I feel miraculous. its confusing to feel so miraculous when so many people hate my skin and my history.

i see the miraculous in others – even those who hate me have heartbeats, and, I generally assume, have people they love. why can’t they love me? should i love them anyway? how can i hold these massive contradictions?

I started reading sci fi, obsessively, looking for options. Other worlds where I wasn’t dismissed as an idealist or an inferior.

On that path I discovered octavia butler. Decades before my birth, she was working these same edges in her heart, pendulum swinging between curiosity, possibility and hopelessness. Because if we can’t articulate more viable futures, and adapt, our human future is pretty hopeless.

Octavia Butler wrote novels with young black women protagonists meeting aliens, surviving apocalypse, evolving vampires, becoming telepathic networks, time traveling to save slave owner ancestors. But woven throughout her work were two things: 1) a coherent visionary exploration of humanity and 2) emergent strategies for being better humans.

I’ll say more about emergent strategy in a second.

First I want to say that what my Octavia’s Brood Co-editor walidah Imarisha and I call or work is not actually science fiction. We call it visionary fiction.

Fiction that disrupts the hero narrative concept that one person, often one white man, often matt Damon, alone has the skills to save the world. we write Fiction that explores change as a Collective process. Fiction that centers those who are currently marginalized – not to be nice, but because those who survive on the margins tend to be the most experientially innovative – practicing survival based efficiency, doing the most with the least, an important skill area on a planet whose resources are under assault by less marginalized people. In these ways visionary fiction is constantly applying lessons from our past to our future(s).

Visionary fiction is neither utopian nor dystopian, instead it is like real life: Hard, realistic…Hopeful as a strategy.

We’re here in Arizona, a land where the voting majority believes in aliens, and where my safety is determined by the proximity of my passport. also, the future is unfurling here. Utopia? Dystopia? Perspective is everything.

As long as the future comes from imagination, there will be divergent paths that are moving in and out of alignment, in and out of conflict. Our ideas of right and wrong shift with time – right now it’s clear to me that something is wrong if it hurts this planet. But if we don’t claim the future, that sense of loyalty to earth, of environmentalism, could become an outdated concept. Kenny Bailey from Design Studio for Innovation shared that recently on a panel called black to the future – that justice, rights, things we take for granted are not permanent.

That affirmed to me how important it is that we get into the game, get dirty, get experimental. How do we create and proliferate a compelling vision of a new economy that centers humans and the natural world over the accumulation of material?

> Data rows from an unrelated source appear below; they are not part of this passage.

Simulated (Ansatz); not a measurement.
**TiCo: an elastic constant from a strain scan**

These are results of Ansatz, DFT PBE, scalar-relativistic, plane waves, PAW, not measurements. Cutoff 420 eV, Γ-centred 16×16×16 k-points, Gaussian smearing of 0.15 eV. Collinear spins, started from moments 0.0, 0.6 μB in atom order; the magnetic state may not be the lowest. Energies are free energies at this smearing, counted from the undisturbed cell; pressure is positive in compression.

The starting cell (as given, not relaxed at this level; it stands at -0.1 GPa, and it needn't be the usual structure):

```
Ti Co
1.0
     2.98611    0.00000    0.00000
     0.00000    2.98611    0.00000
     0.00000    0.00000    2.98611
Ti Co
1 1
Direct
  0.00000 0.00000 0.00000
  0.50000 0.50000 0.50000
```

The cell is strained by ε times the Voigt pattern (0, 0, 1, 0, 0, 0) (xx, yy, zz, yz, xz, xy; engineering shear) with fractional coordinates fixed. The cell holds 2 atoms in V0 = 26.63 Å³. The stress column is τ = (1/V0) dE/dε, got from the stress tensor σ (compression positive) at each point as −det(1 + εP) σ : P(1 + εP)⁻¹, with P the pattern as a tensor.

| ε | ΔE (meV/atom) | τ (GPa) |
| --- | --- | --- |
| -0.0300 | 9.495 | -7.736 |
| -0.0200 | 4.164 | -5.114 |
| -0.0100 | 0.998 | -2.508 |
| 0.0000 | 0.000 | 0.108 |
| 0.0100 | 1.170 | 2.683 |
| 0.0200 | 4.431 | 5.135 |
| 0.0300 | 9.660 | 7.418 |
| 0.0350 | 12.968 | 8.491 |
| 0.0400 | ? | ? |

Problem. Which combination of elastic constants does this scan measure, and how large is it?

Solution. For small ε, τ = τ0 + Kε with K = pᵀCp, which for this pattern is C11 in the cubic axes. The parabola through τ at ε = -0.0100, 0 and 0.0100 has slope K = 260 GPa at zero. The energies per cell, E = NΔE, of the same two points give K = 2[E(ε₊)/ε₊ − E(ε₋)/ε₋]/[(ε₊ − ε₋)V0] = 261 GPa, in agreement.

We embody. We learn. We release the idea of failure, because its all data.

But first we imagine.

We are in an imagination battle – Claudine Rankin and Terry Marshall speak of this. Trayvon Martin and Mike Brown and Renisha McBride and all of them are dead because in some white imagination, they were dangerous. And that imagination is so respected that those who kill based on an imagined racialized fear of black people are rarely held accountable. imagination has people think they can go from poverty to millionaire as part of a shared american dream. imagination turns brown bombers into terrorists and white bombers into mentally ill victims. imagination gives us borders, gives us superiority, gives us race.

We have to imagine beyond those fears. We have to ideate together. The poverty that results from our current system allows all of this Imagining to be fed by the results of scarcity economics. We must imagine new worlds that transition us from seeing black people as murderers, or brown people as terrorists and aliens, to ones that can see black and brown people as cultural and economic innovators.

Black lives matter, which has issued a clarion call to us in this time, is brilliant on so many levels. they created products to support their work almost immediately, making the look of the movement irresistable and undeniable. Now they are gathering stories from black people about what the world will look like when black lives matter. This is a time travel exercise for the heart. This is ideation – what are the ideas that will liberate all of us?

The more people who collaborate on that ideation, the more people who will be served by the resulting world (s).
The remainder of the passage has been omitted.